Transparent Column Encryption for Hive and Spark
As of today, a growing number of organizations are storing their customers’ sensitive information on big data platforms such as hive or spark. Companies are dealing with unlimited amounts of data with varying sensitivity levels and, therefore, need to find solutions for storing them safely and efficiently. Roughly 8000 enterprises are using the services of Hive and Spark worldwide of which the vast majority are from the computer software and information technology sectors and needless to say that it is only the beginning. These platforms serve as crucial solutions in the market as it makes more sense to upload to the cloud when using big data because of computing resources and time-saving reasons.
Although bringing customers information to big data platforms on the cloud seems like the right approach, companies may face some issues regarding the implementation process of numerous security regulations, such as GDPR, and the protection of their customers’ sensitive data.
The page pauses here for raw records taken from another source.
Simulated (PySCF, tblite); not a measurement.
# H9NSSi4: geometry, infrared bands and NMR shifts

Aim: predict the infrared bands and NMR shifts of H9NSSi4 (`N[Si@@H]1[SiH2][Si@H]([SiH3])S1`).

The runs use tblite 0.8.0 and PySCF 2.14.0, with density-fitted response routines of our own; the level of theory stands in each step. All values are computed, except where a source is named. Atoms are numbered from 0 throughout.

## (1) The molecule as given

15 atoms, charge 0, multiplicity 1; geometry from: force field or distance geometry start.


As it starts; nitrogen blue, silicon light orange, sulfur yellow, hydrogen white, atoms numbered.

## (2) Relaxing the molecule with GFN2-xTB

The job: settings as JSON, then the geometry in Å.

What are some common solutions today?
The common approach today is to apply encryption transparently on the HDFS level which means that all users accessing through analytics applications and tools are able to see the data in the clear. But this technique is problematic as it grants unauthorized users access to sensitive data that is not required for their job, violating the “need to know basis” requirement.
Metaphorically speaking, this would be like locking your home windows, but leaving the front door open with a direct access right to your sensitive data. For our customers, this means thousands of open doors. Also, as GDPR at its core enforces access on a “need-to-know basis” with its “security by design”, consent and “legal basis” requirements, encrypting data at the HDFS layer is far from being enough.
Supposedly, the most efficient solution, in this case, would be to encrypt the data at the Hive or analytics application layer but this manipulation requires tedious configuring and maintenance of UDF’s which could potentially be done for one specific column but is extremely time-consuming when applying it on thousands of personal columns, with new ones popping up every hour.
What is the solution then?
SecuPi application-overlay replaces the need to apply and maintain UDF’s and is in synchronization with the entire Big data lifecycle. The process can be split into 3 components:
- SecuPi for Ingestion: SecuPi automatically encrypts or masks data that is loaded using NiFi and other 3rd Party ingestion tools
- SecuPi for Processing: SecuPi overlay is configured on the Hive and Spark – applying decryption for authorized users/usage while leaving the data encrypted to unauthorized and suspicious analytics requests
- SecuPi for Consumption: SecuPi overlay is configured on analytics applications to ensure data is decrypted only when legitimate and appropriate personal data access is required
Companies deploy the SecuPi overlay on their business applications in order to ensure the protection of their sensitive data as the platform ensures data security from source to destination across all layers. Our solution can be set up and implemented within days as encryption keys are managed by the SecuPi overlays and requires low maintenance as automatic and supervised ingestion encryption options exist for new data flows across all formats (e.g., JSON, CSV, ORC, Avro, Parquet).No manual UDF’s are required and negligible performance overhead can be predicted as encryption/decryption is done on the at the overlay level with no API calls.
Last but not least, SecuPi enables functional coverage through data protection for all your analytics life-cycle with encryption, masking, real-time monitoring, anomaly detection and access control as well as platform coverage which is used to expand your data protection from Big data to Teradata enterprise data warehouse and business applications.